701 N. Green Valley Parkway, Suite 200
Henderson, Nevada, 89074
May __, 2013
Dear Shareholders:
The enclosed Information Statement is being furnished to the holders of record of shares of the common stock (the “Common Stock”) of Dakota Gold Corp., a Nevada corporation (the “Company or “Dakota”), as of the close of business on the record date, May 21, 2013. The purpose of the Information Statement is to notify our shareholders that on May 21, 2013, the Company received written consents in lieu of a meeting of shareholders (the “Written Consent”) from the shareholder holding 2,000,000, or 85.3%, of the issued and outstanding shares of our Common Stock. The Written Consent adopted resolutions which authorized the Company to change the name of the Company from “Dakota Gold Corp.” to “American Magna Corp."
You are urged to read the Information Statement in its entirety for a description of the actions taken by the majority shareholder of the Company. The actions will become effective upon the filing of the Amendment to the Articles of Incorporation attached as an appendix to this Information Statement, which shall not occur before the twentieth (20) calendar day after this Statement is first mailed to our shareholders.

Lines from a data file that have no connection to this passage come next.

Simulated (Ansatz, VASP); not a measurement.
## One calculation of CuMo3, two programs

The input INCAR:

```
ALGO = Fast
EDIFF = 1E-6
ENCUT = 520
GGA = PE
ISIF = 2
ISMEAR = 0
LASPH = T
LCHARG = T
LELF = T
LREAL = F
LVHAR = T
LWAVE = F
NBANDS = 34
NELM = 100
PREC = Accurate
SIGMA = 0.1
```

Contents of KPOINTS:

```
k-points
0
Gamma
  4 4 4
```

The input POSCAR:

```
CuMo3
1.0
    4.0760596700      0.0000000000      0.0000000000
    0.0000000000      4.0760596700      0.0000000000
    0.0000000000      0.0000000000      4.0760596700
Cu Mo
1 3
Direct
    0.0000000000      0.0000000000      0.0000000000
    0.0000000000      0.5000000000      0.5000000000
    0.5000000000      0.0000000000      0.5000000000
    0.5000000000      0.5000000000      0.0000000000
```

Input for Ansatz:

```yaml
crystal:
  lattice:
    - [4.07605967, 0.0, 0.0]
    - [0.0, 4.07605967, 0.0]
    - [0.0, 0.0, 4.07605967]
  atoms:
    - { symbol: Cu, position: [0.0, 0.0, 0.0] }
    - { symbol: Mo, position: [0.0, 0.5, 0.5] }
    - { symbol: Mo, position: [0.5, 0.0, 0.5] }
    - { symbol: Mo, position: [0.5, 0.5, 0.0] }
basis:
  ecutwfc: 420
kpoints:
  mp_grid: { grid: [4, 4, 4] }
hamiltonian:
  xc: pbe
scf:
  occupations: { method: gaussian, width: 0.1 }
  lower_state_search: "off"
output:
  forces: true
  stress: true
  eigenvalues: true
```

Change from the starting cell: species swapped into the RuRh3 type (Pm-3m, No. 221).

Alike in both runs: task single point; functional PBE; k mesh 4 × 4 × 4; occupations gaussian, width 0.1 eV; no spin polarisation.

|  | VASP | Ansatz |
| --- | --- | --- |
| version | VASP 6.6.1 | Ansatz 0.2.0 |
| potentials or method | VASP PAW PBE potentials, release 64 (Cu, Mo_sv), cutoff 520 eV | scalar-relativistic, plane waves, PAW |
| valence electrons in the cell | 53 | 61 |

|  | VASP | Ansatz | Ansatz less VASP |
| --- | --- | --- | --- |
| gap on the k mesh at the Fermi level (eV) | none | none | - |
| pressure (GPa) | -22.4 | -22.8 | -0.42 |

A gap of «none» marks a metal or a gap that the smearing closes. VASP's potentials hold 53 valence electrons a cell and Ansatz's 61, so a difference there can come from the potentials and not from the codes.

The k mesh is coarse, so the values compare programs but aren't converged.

WE ARE NOT ASKING YOU FOR A PROXY AND YOU ARE REQUESTED NOT TO SEND US A PROXY.
No action is required by you. The enclosed Information Statement is being furnished to you to inform you that the foregoing actions have been approved by the holder of at least a majority of the outstanding shares of all voting stock of the Company. Because the shareholder holding at least a majority of the voting rights of our outstanding common stock has voted in favor of the foregoing action, and has sufficient voting power to approve such action through his ownership of common stock, no other shareholder consents will be solicited in connection with the transaction described in this Information Statement. The Board is not soliciting your proxy in connection with the adoption of this resolution, and proxies are not requested from shareholders.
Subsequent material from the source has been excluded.